There’s been a bit of debate/misunderstanding as to what I’m talking about when I talk about “reckoning”, so by way of explication, I thought I’d talk a little bit about the picture I’m using in the header and what it means.
(I am very much hoping that header will change, and maybe even the whole site design will change with it, for each successive issue, in order to showcase new art and possibly to suit a new theme. For now, though, I am happy enough with this minimalist thing as is.)
The compass was my grandfather’s, Navy-issue, from when he was stationed in the Phillipines during the Korean War. The needle is rusted in place, so it’s only right once in 360 degrees; worse than a stopped clock. Zoom in close on this picture and you can barely make out the words below the needle. “West Germany”. My grandfather didn’t talk much about the war. He was born in Quincy, MA in the twenties, the son of Italian immigrants. His father was a stonemason, he was a stonemason. The way he talked about it you’d think he’d built half of Quincy, including the house my father grew up in, plus the lake house in New Hampshire. When I was a kid he was always out in the yard building a fireplace or a brick oven using stone left over from some job. He was a master with a brick hammer, the kind with a flat head at one end, a tapering chisel at the other. And he had an uncanny ability for finding the fault lines in a piece of rock. Hefting a football-sized piece of granite, he’d strike it, quickly, expertly, three times with the chisel end of the hammer, with a sound like a cap gun going off, and it would split. Then he’d call over whichever of his grandchildren happened to be closest. “Quick! Quick!” he’d say, as if we were about to miss a rare butterfly or a solar eclipse. “Touch that!” And we’d brush a fingertip over the fresh, bright plane of stone, expecting it to be fiery hot like molten lava, though it never was. “Nobody’s touched that for hundreds of millions of years.”
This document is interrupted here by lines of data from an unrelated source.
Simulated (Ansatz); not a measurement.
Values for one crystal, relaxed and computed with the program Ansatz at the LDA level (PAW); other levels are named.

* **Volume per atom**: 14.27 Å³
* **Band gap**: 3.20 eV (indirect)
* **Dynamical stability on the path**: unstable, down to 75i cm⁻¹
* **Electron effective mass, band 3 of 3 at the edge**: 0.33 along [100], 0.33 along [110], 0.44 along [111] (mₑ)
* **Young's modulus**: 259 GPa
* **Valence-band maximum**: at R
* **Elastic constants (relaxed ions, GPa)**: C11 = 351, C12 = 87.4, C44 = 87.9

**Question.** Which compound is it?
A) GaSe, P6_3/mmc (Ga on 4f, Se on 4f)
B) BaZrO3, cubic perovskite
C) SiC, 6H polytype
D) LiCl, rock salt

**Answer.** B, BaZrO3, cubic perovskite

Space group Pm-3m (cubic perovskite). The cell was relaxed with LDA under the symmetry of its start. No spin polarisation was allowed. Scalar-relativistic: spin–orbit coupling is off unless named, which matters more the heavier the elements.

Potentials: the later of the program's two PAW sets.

The map was my father’s. It’s the 1:62500 scale 1964 US geological survey of the Kezar Falls quadrangle, along the Maine – New Hampshire border, and it hung on the wall of our family’s hunting cottage through my entire childhood, until it got a little too mildewed and moth-eaten and he replaced it with the much more detailed and up-to-date 1:2400 scale 1986 edition. Every fall, through my entire life, my dad has cashed in his accumulated vacation time, hung up his electrical engineer’s cap (he did not actually have a cap; rather a slide rule, then a graphing calculator–I only thought he was a train engineer for maybe the first seven years of my life), and spent a minimum of two weeks getting up before dawn to eat an enormous breakfast, put on hunter’s orange and step slowly and as quietly as possible to a carefully scouted and plotted location somewhere in the New England woods, where he would sit all day with a bow or a gun in his lap, watching the passage of time express itself in the motion of leaves, branches, birds, mammals, bugs. He took me with him a few times when I was a kid. I fidgeted. I couldn’t believe he had the patience. I never killed anything. I never even saw anything. After awhile I started to think I was jinxing him. I stopped going. He didn’t. As years went by, he graduated from binoculars, walkie-talkie, map and compass to infrared motion sensing trail camera, smartphone and GPS. He’s still out there every fall. Now I envy him.
My way of thinking about the earth and nature and what we do with it is a product of theirs; it entails a lot of study, close observation, forethought, patience and craftsmanship. I’m proud of that. But my understanding has evolved from theirs. It includes an appreciation for the assumptions theirs depends on, what they had that not everybody does. Property. Financial solvency. Access to natural resources. Education. And I appreciate what’s absent from the way they interacted with the natural world. Women, for example. My mother and grandmother had plenty to teach me too, though nobody issued them a compass. But I try to grow beyond their influence. The example they set out seems to me to require that. I look at them, then I look at the world, then I look for ways to reconcile them.
I want to publish writing that reflects this same kind of personal, idiosyncratic, subjective, but open and thoughtful experience of nature, its meaning and value, how we use it, what we take from it, what we give back, what we leave behind.
But I want to see experiences that aren’t my own.
Reckoning, in my estimation, is about finding our place not just in space or even time but in understanding, and looking not just where we’ve been and where we’re going but how.
I hope that sheds some light. If not, or not enough, I’ll keep trying. I’ll do better.